This seems like a rather important point that's glossed over. Typical code is not often as optimized and meticulously written. It would be nice to see how much compilers have improved there.
Harder to benchmark.
And typically much harder to care about, as in: those applications are not stuck in algorithms that benefit from compiler optimisation.
They're waiting for the database. Or the user. Or on the graphics library.
Unfortunately it might be hard to get the same program to compile with both compilers without a bit of work.
I agree though, it would be great to see the same experiment on other code bases.
The choice of WSL2 as platform introduces a few confounders, especially filesystem performance, which might distort the differences between build times in particular. If someone wants to get a better understanding of what's going on, maybe a breakdown of where the time is spent or performing the benchmarks on other platforms would be a good idea.
Most of your users would not be able to use the software otherwise, which is not a small problem.
Since the author seems to care about the latter, I assume they did not use those flags.
Clang 10 was able to automatically vectorize the code, so it performs >2x as fast as GCC 8.3. To be fair to GCC, I'm using my distro's GCC, but I built a newer Clang for C++ coroutine support.
As far as the article, I'm surprised Cache and Meshlets are 5% slower in 11 than 2.7. Some insight could be gained as to what caused this regression.
I looked at the disassembly with objdump. I tend to build with both clang and GCC regularly, for some reason I like comparing them. Since I'm sending many rays and bounces, a 50% reduction in time is very noticeable, so I looked at the generated code. I mentioned the GCC version because it is slightly unfair to compare a very new clang to GCC from a few years back. The GCC output has some vectorization as well, but the clang output seems to generate smaller code with more vectorization. It would be interesting to compare it side-by-side on godbolt, but I'd have to cut-and-paste a bunch of files to do so, and it's not a priority at the moment.
Maybe I should have responded to another comment here. The intention of my previous comment was to bolster the idea that more typical naive and less-optimized code might benefit more than already-optimized code like in the article. 3d math in general is obviously a domain that can benefit from vectorization more than most.
Another fun find, was that sharing the PRNG state among threads destroyed performance. I have other higher priority side-projects, so I haven't had a chance to investigate why yet. Whether it was something like the cache-line bouncing between cores (I wouldn't be surprised if the PRNG was the hottest code in the whole program), or a cascading effect on the generated code. A lot of my code is visible to the compiler for the ray tracing hot path, so it's also possible it broke inlining or some other compiler optimizations.
As an extreme example, I imagine dynamic languages are hard to optimize because the compiler can make few assumptions about the code.
(Have little knowledge of compilers so correct me if I'm wrong.)

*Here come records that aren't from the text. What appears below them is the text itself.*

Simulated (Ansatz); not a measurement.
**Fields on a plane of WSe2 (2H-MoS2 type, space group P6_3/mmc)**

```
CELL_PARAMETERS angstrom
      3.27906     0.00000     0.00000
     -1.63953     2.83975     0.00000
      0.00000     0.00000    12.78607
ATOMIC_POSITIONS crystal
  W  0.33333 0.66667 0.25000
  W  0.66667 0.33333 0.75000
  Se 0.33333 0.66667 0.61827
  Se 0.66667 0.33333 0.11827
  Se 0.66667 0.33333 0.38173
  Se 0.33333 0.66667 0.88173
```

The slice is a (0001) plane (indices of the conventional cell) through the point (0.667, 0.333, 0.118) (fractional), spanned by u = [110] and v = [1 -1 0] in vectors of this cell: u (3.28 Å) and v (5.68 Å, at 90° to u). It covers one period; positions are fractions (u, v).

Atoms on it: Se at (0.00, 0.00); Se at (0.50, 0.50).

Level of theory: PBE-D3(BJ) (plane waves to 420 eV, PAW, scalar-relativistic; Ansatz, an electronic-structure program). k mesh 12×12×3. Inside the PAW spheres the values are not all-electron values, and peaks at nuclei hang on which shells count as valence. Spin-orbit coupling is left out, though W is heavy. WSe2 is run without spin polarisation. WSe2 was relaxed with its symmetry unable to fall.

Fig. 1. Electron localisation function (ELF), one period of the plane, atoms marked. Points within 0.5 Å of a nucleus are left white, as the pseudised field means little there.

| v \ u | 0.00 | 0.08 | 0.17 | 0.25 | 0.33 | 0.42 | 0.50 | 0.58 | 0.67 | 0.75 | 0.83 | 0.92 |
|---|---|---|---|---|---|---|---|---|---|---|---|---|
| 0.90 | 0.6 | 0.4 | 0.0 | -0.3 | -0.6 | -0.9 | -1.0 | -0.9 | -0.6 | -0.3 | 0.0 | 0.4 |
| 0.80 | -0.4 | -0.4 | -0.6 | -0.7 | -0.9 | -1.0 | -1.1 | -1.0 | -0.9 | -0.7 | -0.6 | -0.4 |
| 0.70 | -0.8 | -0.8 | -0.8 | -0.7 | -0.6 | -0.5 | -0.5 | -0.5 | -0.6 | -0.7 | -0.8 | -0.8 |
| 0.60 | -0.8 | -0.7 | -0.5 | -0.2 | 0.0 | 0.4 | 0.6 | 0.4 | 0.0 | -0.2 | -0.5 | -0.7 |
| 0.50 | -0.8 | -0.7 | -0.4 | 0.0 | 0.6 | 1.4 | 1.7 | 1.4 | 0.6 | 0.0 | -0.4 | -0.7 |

A compiler can do very little for dynamic languages. It could try to apply high-level optimizations, but as you say they are few and between, and hard. A Just-in-time compiler that optimizes hot path at runtime is usually the way to go. Unfortunately, they are quite a bit more complex. Most dynamic languages did not have them for a long time.
Perhaps someone could compare FORTRAN compilers to get a longer term view.
I doubt anything in software performance comes within many orders of magnitude of that.
DJB is Daniel J. Bernstein
The author's blog has been consistently great throughout the years, https://easyperf.net/notes/
See also microarchitectural performance analysis tools & readings, https://github.com/MattPD/cpplinks/blob/master/performance.t... and "Comments on timing short code sections on Intel processors", http://sites.utexas.edu/jdm4372/2018/07/23/comments-on-timin...
But that does bring up the point, would we be better served by just, writing lower level code when needed and turning off all these optimizations for faster compile times?